Reference no: EM133497184
Case: On September 1, 2017, DowDuPont announced the successful merger of equals between Dow Chemicals (DOW) and DuPont (DD) in a stock-for-stock transaction effective August 31, 2017. Under the terms of the agreement, DuPont shareholders would receive 1.282 shares of DowDuPont for each of the 533 million shares outstanding. Each Dow shareholder would retain their shares which were 745 million outstanding. On Wednesday, August 30, the last day of trading before the announcement, Dow shares closed at $64.90, while DuPont shares closed at $83.19.
a. Compute the percentage Ownership for shareholders of each company once the deal is closed.
b. What is the total number of shares in DowDuPont?
c. Assuming that DuPont shareholders are the target, what acquisition premium per share and in total did they receive from the deal?

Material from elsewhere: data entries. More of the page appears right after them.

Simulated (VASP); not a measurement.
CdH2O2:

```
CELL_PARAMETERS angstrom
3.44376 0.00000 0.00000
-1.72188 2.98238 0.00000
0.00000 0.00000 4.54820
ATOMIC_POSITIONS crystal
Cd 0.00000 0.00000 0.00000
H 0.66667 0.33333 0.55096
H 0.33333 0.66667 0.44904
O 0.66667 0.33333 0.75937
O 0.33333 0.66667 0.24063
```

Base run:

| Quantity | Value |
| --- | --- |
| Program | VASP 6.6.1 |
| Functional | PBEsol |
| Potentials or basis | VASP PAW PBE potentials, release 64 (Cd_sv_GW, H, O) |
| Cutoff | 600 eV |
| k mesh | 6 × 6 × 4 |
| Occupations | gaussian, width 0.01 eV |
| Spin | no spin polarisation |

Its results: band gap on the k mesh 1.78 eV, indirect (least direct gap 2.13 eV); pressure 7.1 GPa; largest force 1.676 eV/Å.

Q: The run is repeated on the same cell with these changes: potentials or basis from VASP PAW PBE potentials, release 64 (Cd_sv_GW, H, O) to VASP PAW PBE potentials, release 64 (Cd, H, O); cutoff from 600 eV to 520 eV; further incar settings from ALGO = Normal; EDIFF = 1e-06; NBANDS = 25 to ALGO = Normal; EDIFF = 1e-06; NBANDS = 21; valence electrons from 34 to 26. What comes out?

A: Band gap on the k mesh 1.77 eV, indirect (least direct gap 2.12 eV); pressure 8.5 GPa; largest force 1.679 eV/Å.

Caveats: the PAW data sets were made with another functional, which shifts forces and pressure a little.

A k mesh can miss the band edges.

d. Assuming zero synergy in the deal, what is the wealth transfer, if any, from Dow shareholders to DuPont Shareholders?
10. Assume that Dow Chemicals as the acquirer in question 9 agreed to pay 30% of the consideration in cash.
a. What is the new exchange ratio for the cash-and stock deal?
b. What are the values of the cash component and the stock component of the nominal price per share?
c. How much is paid in cash to DuPont shareholders?
d. What is the wealth transfer from Dow shareholders to DuPont shareholders?
e. What is the Downside Protection for the Target shareholders?